Terra Madre and Salone del Gusto – Food for Change – the global meeting of the Slow Food and Terra Madre network, held every two years in Turin, Italy. Seven thousand delegates coming together to share the joy of good food and to change the world around us for the better. I was there. Here are six reasons why you need to go.
1.It is fun and delicious, 2.Get close up and personal with what is driving Slow Food forward, 3.Time to immerse yourself, to learn and to think – we can change the world through food, 4.Meet and network with amazing people, 5.Experience the power, commitment and influence of Slow Food. 6.Meet great people from Aotearoa/New Zealand – we are everywhere.
Together, we can change the world through food and create a climate friendly future.
1. Fun and delicious – good, ethical food is everywhere at Terra Madre. I spent hours exploring and tasting in the three pavilions of regional Italian food including including Ark of Taste and Presidia products and just as much time in the international pavilion and the Terra Madre Kitchen. I loved my dinner with the two Michelin start chef, Moreno Cedroni – a seafood degustation menu matched with wines from Jesi. And some very fun company.
2. Get close up and personal with what is driving Slow Food forward – the Slow Food philosophy of good, clean,fair food for all centres on “good for the planet” – bringing food and climate change to the top of our agenda. Creating a climate friendly future means prioritising openness and inclusion and creating collaboration platforms. The solution to climate change will be found together. A living example is the creation of Slow Food Communities to embrace new and existing groups that share our values.
3. Time to immerse yourself, to learn and to think – among the forums, debates, lectures and classes that address what is important. They featured first class presenters and activists who challenged our thinking and championed the power of community. With a focus on Food for Change. the 2018 event had six key themes – Slow Meat, Slow Fish, Seeds, Bees and Insects, Food and Heath – each running a full programme of events.
So, here is taste of what I loved (and love was everywhere).
I took inspiration from John Thakara and his focus on working with signals of re-connection and the power seemingly small projects have to create change – small can be beautiful. Check out Mammamiaaa.
As a reasonably new pescatarian, I was initially surprised I had so much interest in the Slow Meat theme – but this is where some big discussions were happening – exploring vegetarian and vegan choices, the need to eat less meat and better meat, meeting with farmers and activists who are driving change and the tragedy of industrialised versus agricultural meat production for us, for the animals and for the planet.
Slow Money founded by Woody Tasch is “slowly” building a movement that supports the next generation of farmers and food entrepreneurs. The subject of risk was turned on its head when a young farmer challenged our thinking – she was very clear that it is the farmers who are taking the risk every day to produce our food and literally have everything to lose.

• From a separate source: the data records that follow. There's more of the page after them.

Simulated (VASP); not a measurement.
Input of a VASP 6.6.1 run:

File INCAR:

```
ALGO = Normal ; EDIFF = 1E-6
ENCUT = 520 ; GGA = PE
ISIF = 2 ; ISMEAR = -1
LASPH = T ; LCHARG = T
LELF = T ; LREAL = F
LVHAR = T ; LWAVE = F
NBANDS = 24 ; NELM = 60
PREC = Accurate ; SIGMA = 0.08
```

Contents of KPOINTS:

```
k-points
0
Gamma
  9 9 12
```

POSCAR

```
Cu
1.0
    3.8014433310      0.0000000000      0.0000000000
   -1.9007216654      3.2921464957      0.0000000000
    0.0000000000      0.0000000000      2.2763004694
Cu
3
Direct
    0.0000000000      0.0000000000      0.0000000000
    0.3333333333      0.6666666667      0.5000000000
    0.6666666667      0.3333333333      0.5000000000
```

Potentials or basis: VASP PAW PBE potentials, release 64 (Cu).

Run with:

4. Meet and network with amazing people and make important connections – the full spectrum of the Slow Food network is here and meeting them is easy – all it takes is some intention and focus and to let serendipity do its work. The Slow Food Youth Network were keen to talk to us all and make sure we “got it”. Our Australian and New Zealand region came together and we have some exciting collaboration planned. I went with the intention of creating connections and support for the work of Slow Food in Auckland and New Zealand and I got that 1000 fold.
5. Experience the power, commitment and influence of the Slow Food Movement – at Terra Madre you get to experience the full scope of Slow Food including the voices of Indigenous Peoples, Migrants and Youth. The 21st century partnerships and collaborations including Google and AirBnB were there to explore and our supporters and partners were active participants including EU and UN FAO projects.
6. Meet great people from Aotearoa/New Zealand – let’s be there as a country in 2020 – of course I ran into other Kiwis and we are excited to tell our food stories. We want to engage lots more people in the joy and the challenges that come with food – at home and with our Terra Madre family. We loved how the Philippines (among many others) told their food story and in 2020 we want to tell ours!